M/s. Whirlpool of India Ltd. Vs. Employees’ State Insurance Corporation
(From the Judgment and Order dated 23.7.98 of the Punjab and Haryana High Court in L.P.A.No.297 of 1998)
(Arising out of SLP(C) No. 4029 of 1999)
(From the Judgment and Order dated 23.7.98 of the Punjab and Haryana High Court in L.P.A.No.297 of 1998)
(Arising out of SLP(C) No. 4029 of 1999)
Mr. V.J. Francis, Advocate for the Respondent.
Employees’ State Insurance Act,1948
Section 2(22) – “Wages” – Production incentive, paid quarterly – If “wages” – Effects of payments made quarterly – Payments made under a “scheme”. Held that such incentive does not fall within the definition of “wages”. Case law discussed. Wellman’s and Modella Woollens cases distinguished.
The additional remuneration to become wages has to be “paid” at intervals not exceeding two months as distinguished from ‘being payable’. Thus, under the last part there has to be actual payment. When in the last part of Section 2(22), the word used is ‘paid’, we cannot add the word ‘payable’ or other similar expression thereto. The payment of production incentive, on the facts of present case, does not fall either under the first part or last part of the definition of term ‘wages’ as defined in Section 2(22) of the Act. (Paras 14, 15)
2. Modella Woollens Ltd. v. Employees’ State In-surance Corporation and Anr. (1994 Supp (3) SCC 580).

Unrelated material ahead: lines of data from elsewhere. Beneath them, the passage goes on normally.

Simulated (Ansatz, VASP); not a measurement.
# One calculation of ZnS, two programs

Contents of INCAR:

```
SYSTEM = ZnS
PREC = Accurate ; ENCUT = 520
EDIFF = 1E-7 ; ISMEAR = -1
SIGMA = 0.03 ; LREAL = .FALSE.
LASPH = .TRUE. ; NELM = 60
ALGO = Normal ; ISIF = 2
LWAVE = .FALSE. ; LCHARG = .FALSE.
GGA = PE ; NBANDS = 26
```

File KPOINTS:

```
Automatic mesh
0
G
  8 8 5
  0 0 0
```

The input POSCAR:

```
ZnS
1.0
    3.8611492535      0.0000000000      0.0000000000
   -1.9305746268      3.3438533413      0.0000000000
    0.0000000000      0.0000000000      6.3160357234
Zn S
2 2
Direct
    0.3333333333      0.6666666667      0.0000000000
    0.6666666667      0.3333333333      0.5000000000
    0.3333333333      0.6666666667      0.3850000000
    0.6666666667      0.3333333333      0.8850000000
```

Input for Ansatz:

3. Wellman (India) Pvt. Ltd. v. Em-ployees’ State Insurance Corporation JT 1993(6) SC 227
4. M/s. Harihar Polyfibres v. Regional Director, ESI Corporation ((1984) 4 SCC 324)
1. Leave granted.
2. The appellant under a ‘Production Incentive Scheme’ pays to its workers production incentive at the rates specified in the Scheme besides normal wages. For the purpose of calculating contributions towards Employees’ State Insurance Fund, the payment of production incentive by the appellant to its workers is not treated by it as ‘wages’ within the meaning of the term as defined in Section 2(22) of the Employees’ State Insurance Act, 1948 (for short ‘the Act’). The respondent -Employees’ State Insurance Corporation (for short ‘the Corporation’) treating the said payment as ‘wages’ issued a demand to the appellant for payment of contributions towards the Employees’ State Insurance Fund. This led to filing of an application under Section 75 of the Act by the appellant before Employees’ Insurance Court chal-lenging the said demand. The said court allowed the application and quashed the demand. It held that the payment was made quarterly and was not ‘wages’ under the Act as it did not fall either under the first part of Section 2(22) or under third part thereof. The payment made by the appellant, it was held, did not fall under the first part of the definition of ‘wages’ as there was no agreement between the appellant and its workers for payment of production incentive and also that it did not fall under the third part of the definition as the actual payment was made quarterly which means at intervals exceeding two months.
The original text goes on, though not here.